Actually, I take this back: if we add your proposal, we never increment
the ioerr_cnt even for sense returns indicating failure.  That looks to
be even worse than incrementing it too often.

The other problem is that if we do this for you, we should do the same
for SCSI with BUSY and QUEUE_FULL ... they indicate temporary retry
conditions and shouldn't be treated as errors.

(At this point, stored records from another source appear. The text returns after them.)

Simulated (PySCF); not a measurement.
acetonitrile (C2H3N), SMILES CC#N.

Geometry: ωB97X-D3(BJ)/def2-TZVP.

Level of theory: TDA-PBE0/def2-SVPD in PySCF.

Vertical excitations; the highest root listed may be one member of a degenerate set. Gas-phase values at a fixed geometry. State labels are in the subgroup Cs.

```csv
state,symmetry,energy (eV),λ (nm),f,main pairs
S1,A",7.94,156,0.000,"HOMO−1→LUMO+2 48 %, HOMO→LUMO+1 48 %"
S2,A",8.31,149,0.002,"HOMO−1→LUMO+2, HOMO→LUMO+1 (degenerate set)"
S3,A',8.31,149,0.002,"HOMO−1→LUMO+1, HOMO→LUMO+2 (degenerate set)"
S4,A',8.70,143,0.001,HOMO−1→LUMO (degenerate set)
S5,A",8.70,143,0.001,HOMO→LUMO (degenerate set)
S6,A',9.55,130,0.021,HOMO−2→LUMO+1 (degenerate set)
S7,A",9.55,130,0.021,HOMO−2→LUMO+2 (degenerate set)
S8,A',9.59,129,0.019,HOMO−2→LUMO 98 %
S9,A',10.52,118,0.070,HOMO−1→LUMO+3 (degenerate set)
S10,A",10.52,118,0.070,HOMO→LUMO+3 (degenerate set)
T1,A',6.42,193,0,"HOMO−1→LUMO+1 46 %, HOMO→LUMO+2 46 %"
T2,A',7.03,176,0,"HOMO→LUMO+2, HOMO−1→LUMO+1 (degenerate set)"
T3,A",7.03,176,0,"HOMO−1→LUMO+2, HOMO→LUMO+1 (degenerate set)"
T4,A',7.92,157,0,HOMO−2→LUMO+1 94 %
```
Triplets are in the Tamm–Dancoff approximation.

I'll stop looking now before I find any more problems with the
statistics code ...  I think it needs a rethink.

James


--
To unsubscribe from this list: send the line "unsubscribe linux-scsi" in
the body of a message to majordomo@vger.kernel.org
More majordomo info at  http://vger.kernel.org/majordomo-info.html
Douglas Gilbert Jan. 15, 2016, 4:50 p.m. UTC | #4
On 16-01-15 04:55 PM, James Bottomley wrote:
> On Fri, 2016-01-15 at 07:46 -0800, James Bottomley wrote:
>> On Thu, 2016-01-14 at 16:46 -0500, Tejun Heo wrote:
>>> SCSI command completion path bumps ioerr_cnt whenever scsi_cmd
>>> ->result isn't zero; unfortunately, this means that non-error sense
>>> reporting bumps the counter too.  This is pronounced with ATA
>>> passthrough commands because most of them explicitly request the
>>> resulting taskfile to be transported via sense data bumping the
>>> count
>>> unconditionally.
>>>
>>> Don't bump the counter if scsi_cmd->result simply indicates that
>>> sense data is available.
>>>
>>> Signed-off-by: Tejun Heo <tj@kernel.org>
>>> Reported-by: Dave Jones <dsj@fb.com>
>>> ---
>>>   drivers/scsi/scsi_lib.c |    3 ++-
>>>   1 file changed, 2 insertions(+), 1 deletion(-)
>>>
>>> diff --git a/drivers/scsi/scsi_lib.c b/drivers/scsi/scsi_lib.c
>>> index fa6b2c4..e90e3f7 100644
>>> --- a/drivers/scsi/scsi_lib.c
>>> +++ b/drivers/scsi/scsi_lib.c
>>> @@ -1622,7 +1622,8 @@ static void scsi_softirq_done(struct request
>>> *rq)
>>>   	INIT_LIST_HEAD(&cmd->eh_entry);
>>>
>>>   	atomic_inc(&cmd->device->iodone_cnt);
>>> -	if (cmd->result)
>>> +	if (cmd->result &&
>>> +	    cmd->result != ((DRIVER_SENSE << 24) |
>>> SAM_STAT_CHECK_CONDITION))
>>>   		atomic_inc(&cmd->device->ioerr_cnt);
>>
>> OK, it makes sense to me that we don't include non-error check
>> conditions.  However, then you shouldn't be checking DRIVER_SENSE.
>>   We still have a few drivers that rely on the error handler to fetch
>> sense explicitly ... they could eventually return non-error
>> conditions as well.
>
> Actually, I take this back: if we add your proposal, we never increment
> the ioerr_cnt even for sense returns indicating failure.  That looks to
> be even worse than incrementing it too often.
>
> The other problem is that if we do this for you, we should do the same
> for SCSI with BUSY and QUEUE_FULL ... they indicate temporary retry
> conditions and shouldn't be treated as errors.
>
> I'll stop looking now before I find any more problems with the
> statistics code ...  I think it needs a rethink.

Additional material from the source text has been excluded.